About Me

Welcome to the BWR Lange news blog, the new home of Lange's newsletter! I will be giving regular updates on the happenings on and off campus, with a large update each Sunday after house meetings.

Tuesday, May 31, 2011

Final Reflections of the Year

Over the past year, my blog topic has changed drastically over time due to changes in my writing, because of changes in my personal life. As I progressed through the year, my life has changed more in this time than at any other time. This has influenced my writings particularly on my blogs, because with my blog starting with my own personal reflections on world news. I felt that while I was going on with my first blog that my slow change of becoming an angrier person started to show in my blog and that I couldn't really keep writing with a non-biased voice, so I couldn't allow my self to continue with this blog.

I then continued on with my new blog which was more of me giving commentaries on video games, something that I was using in an attempt to push my emotions away from the topic so that I could more easily give an honest description of the game/topic. However, as the year progressed I found less and less joy in making videos, more than likely because I just didn't really care about them knowing that no one was really looking at them, so they became less and less common for me to make. I then started to just post text instead, and so when I did this, I started to become less and less formal, and opposed to me giving real commentaries on games or tutorials like I originally started out doing, I started giving brief and non-informative summaries on my feelings and reviews of recent consoles and games.
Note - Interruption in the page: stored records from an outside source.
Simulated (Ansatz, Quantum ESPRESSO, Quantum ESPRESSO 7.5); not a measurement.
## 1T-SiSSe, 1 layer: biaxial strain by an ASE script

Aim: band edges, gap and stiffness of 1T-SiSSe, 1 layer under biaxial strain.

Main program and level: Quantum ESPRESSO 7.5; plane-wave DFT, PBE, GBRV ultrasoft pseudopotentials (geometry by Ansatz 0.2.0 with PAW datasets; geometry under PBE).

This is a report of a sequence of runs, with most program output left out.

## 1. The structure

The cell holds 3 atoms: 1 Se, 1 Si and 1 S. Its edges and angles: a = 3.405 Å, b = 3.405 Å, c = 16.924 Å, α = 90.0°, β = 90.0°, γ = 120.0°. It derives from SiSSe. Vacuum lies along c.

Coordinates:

After this I started writing on a friend's group blog project in an attempt to get some of my original interest of blogging back, because they had some regular page viewers, and I felt that if I posted there with people actually looking, maybe I could actually accomplish something worth writing like I used to be able to. This wasn't the case though because whenever I started writing something, all that would come to mind was, why does anyone care what I say about this? they aren't reading this blog for me, and they probably don't even want to hear my opinions.

I'm not sure if this was purely insomnia driven paranoia or if it was true, but I can't help but feel that I can't be entirely wrong about it. I feel that my work started at the top and dropped down sharply as my ability to focus and think critically also dropped.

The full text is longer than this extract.